## LAB12.GMM Cluster Assignment
> 11912911 张子越

Please finish the **Exercise** and answer **Questions**.
### Exercise (100 Points)
In this lab, our goal is to write a program to segment different objects using the **GMM and EM** algorithm. We also use <u>*k-means* clustering algorithm to initialize the parameters</u> of GMM. The following steps should be implemented to achieve such a goal:

1. Load image
2. Initialize parameters of GMM using K-means
3. Implement the EM algorithm for GMM
4. Display result

#### Import some libraries

In [2]:
# Dependency
import numpy as np
from scipy.stats import multivariate_normal
from sklearn.cluster import KMeans
import tqdm

from PIL import Image

COLORS = [
    (255, 0, 0),   # red
    (0, 255, 0),  # green
    (0, 0, 255),   # blue
    (255, 255, 0), # yellow
    (255, 0, 255), # magenta
]



#### Load Image
What you should do is to implement Z-score normalization in `load()`:

In [14]:
import cv2
def load(image_path):
    image = cv2.imread(image_path)
    h, w, c = image.shape  # height, width, channel

    # please normalize image_pixl using Z-score
    _mean = np.mean(image)
    _std = np.sqrt(np.mean(np.square(image - _mean)))
    image_norm = (image - _mean) / _std

    return h, w, c, image_norm

In [17]:
image_path = './images/image-20220804223008133.png'

h, w, c, image_norm = load(image_path)
h, w, c

(269, 402, 3)

#### Initialize means, covariance matrices and mixing coefficients of GMM
k-means is used to initialize means, covariance matrices and mixing coefficients of GMM

In [None]:
def kmeans(n_cluster, image_pixl):
    kmeans = KMeans(n_clusters=n_cluster)# instantiate a K-means
    labels = kmeans.fit_predict(image_pixl)# fit and get clustering result
    initial_mus = kmeans.cluster_centers_# get centroids
    initial_priors, initial_covs = [], []
    #Followings are for initialization:
    for i in range(n_cluster):
        datas = image_pixl[labels == i, ...].T
        initial_covs.append(np.cov(datas))
        initial_priors.append(datas.shape[1] / len(labels))
    return initial_mus, initial_priors, initial_covs


#### Implement GMM algorithm

In [None]:
class GMM:
    def __init__(self, ncomp, initial_mus, initial_covs, initial_priors):
        """
        :param ncomp:           the number of clusters
        :param initial_mus:     initial means
        :param initial_covs:    initial covariance matrices
        :param initial_priors:  initial mixing coefficients
        """
        self.ncomp = ncomp
        self.mus = np.asarray(initial_mus)
        self.covs = np.asarray(initial_covs)
        self.priors = np.asarray(initial_priors)

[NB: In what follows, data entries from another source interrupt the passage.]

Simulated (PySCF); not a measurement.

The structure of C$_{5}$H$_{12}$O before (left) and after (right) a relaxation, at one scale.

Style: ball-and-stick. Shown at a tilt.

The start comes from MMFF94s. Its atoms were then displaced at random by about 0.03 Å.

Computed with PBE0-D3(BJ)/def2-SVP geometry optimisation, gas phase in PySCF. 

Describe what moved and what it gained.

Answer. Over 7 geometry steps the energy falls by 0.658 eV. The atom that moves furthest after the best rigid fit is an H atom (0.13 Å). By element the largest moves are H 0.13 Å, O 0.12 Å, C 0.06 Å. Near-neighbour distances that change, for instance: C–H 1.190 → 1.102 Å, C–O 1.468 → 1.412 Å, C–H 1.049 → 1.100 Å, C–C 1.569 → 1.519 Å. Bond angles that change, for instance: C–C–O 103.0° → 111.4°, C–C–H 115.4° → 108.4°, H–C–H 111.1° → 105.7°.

    def inference(self, datas):
        """
        E-step
        :param datas:   original data
        :return:        posterior probability (gamma) and log likelihood
        """
        probs = []
        for i in range(self.ncomp):
            mu, cov, prior = self.mus[i, :], self.covs[i, :, :], self.priors[i]
            prob = prior * multivariate_normal.pdf(datas, mean=mu, cov=cov, allow_singular=True)
            probs.append(np.expand_dims(prob, -1))
        preds = np.concatenate(probs, axis=1)

        # TODO: calc log likelihood
        log_likelihood = None

        # TODO: calc gamma
        gamma = None

        return gamma, log_likelihood

    def update(self, datas, gamma):
        """
        M-step
        :param datas:   original data
        :param gamma:   gamma
        :return:
        """
        new_mus, new_covs, new_priors = [], [], []
        soft_counts = np.sum(gamma, axis=0)
        for i in range(self.ncomp):
            # TODO: calc mu
            new_mu = None
            new_mus.append(new_mu)

            # TODO: calc cov
            new_cov = None
            new_covs.append(new_cov)

            # TODO: calc mixing coefficients
            new_prior = None
            new_priors.append(new_prior)

        self.mus = np.asarray(new_mus)
        self.covs = np.asarray(new_covs)
        self.priors = np.asarray(new_priors)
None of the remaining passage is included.